It was already a beautiful summer morning. I had dropped my wife and the dogs off at the farm and I had a free morning. The “farm” as we call it is actually a non-working farm were, we keep our commercial cooking equipment for our BBQ catering business. She likes to run the smoker herself and she chased me away. So, having a free morning for my photography I decided to head over to Delaware Township in hopes I would find some white tail deer grazing in a field.
It was about 5:45am the light was good, air was very warm at 70°, there was a ground fog that was quickly rising. The fog was not thick but, I thought it could add to any shot of deer grazing. I had the 70-200mm lens mounted and I also had my 24-70mm out and ready to mount if needed.
As I made my way along with no particular location or direction in mind, other than heading to the farmland, I felt peaceful and I actually said to myself “this is a good morning.” After heading down Route 202 I contemplated “should I just do a walk-around in the town of Lambertville?” Maybe I could catch some great street photography? Maybe not. I quickly turned up Headquarters’ road and on to Seabrook. “There it is” I thought, “that beautiful horse farm with the long winding lane.” I have captured this location in the past during the autumn colors but, hey, why not capture it during the early morning hours of a summer day.

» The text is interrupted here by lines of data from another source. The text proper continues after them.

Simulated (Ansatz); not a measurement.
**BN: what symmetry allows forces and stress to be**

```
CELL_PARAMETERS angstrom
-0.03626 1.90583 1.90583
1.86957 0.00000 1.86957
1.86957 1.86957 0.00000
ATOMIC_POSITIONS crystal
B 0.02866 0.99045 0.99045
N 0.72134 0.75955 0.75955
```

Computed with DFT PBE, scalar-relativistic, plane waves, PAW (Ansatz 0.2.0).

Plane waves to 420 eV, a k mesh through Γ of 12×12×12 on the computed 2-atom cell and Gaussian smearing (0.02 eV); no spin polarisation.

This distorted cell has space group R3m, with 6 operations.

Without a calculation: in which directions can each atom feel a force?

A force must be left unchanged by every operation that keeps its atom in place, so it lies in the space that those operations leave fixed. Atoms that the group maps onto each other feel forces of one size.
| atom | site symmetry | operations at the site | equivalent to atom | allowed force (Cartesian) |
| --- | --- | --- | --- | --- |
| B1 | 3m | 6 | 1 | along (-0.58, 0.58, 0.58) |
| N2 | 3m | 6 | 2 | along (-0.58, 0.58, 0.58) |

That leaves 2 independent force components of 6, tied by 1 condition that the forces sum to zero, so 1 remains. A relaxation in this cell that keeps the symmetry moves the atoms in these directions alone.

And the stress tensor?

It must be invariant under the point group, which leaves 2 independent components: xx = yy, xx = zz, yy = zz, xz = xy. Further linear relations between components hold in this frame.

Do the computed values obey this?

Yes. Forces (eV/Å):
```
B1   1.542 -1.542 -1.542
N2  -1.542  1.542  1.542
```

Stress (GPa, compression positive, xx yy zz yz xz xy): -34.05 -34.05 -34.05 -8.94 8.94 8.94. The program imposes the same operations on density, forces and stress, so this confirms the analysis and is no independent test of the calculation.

I made my way down Seabrook and over to Grafton road where I was moving very slowly in fist gear and I seen a Chicken Mushroom off to the left about 50-70 yards away. And to make matters worse it was about 15-20 feet up a tree. I love Chicken Mushrooms and if that thing had been reachable from the ground, I would have snatched it. Still I took a nice photo of it to tantalize my wife with.
Then from Grafton I made my way over to Worman road, the road nobody ever seems to go down… Actually, not true lol there are several homes on Worman but, it does have a short distance of solitude where there are no houses or farms. And there they were… a doe and her lovely fawn, in the morning down by the creek for a drink of water. The fawn looked up rather quickly and flinched a bit when she first seen my truck slow down. The mother was somber but, very alert. They were about 150 feet away, down a ravine and on the opposite side of the creek. I just took a second to take in the scene, for I know once I raise the camera they will flee quickly.
I moved quick with steady movement and raised the camera and snapped off a shot, then another and they started to move. Oh wait… this is not a good morning; this is an awesome morning. There is a blue heron with them and he is chomping away on minnows, having a delightful breakfast.
At this point I start going in to actions that I really don’t think about, they come rather instinctively from years of being around wildlife and knowing what’s going to happen next. First is “the blue bird is going to fly away and the deer are going to run up the hill,” I need to act fast. The road is downhill for about the next ¼ mile or more, I shut the engine down and put on the four-way flashers and shift to neutral, foot on the brake, knee on the bottom of the steering wheel. Now the deer are getting skittish and the bird is just looking. I want to get a decent shot of the all three creatures together before they disappear in front of my eyes.
This is how the whole sequence went down; I fired the first shot not knowing the heron was even there at all, the second shot I notice the heron and I go into the afore mentioned action of shutting down the engine. By time I take my 4th shot everybody is starting to move. Keep in mind the first shot was at 6:03:58am and the fourth shot is at 6:04:10am. Ok, so the deer are turning and getting ready to head up the hill but, my focus is on the blue heron. I know he will fly away because the always do. At 6:04:20am I get a shot of all three creatures. Next shot 6:04:23am I zoom to 200mm and get a (not good focus) shot of just the heron. I release my foot from the break and my truck rolls forward with only the gravel under the tires making a slight noise and zoom out taking another shot of all three at 6:04:25am, the heron is hopping a few steps and using the weeds as a curtain to hide form my line of sight. At 6:04:29am the deer are now heading up the hill and the heron is looking at them. 6:04:30am the heron flies but, not far. I’m still feathering the brake as my truck continues to roll down the gravel road ever so slowly.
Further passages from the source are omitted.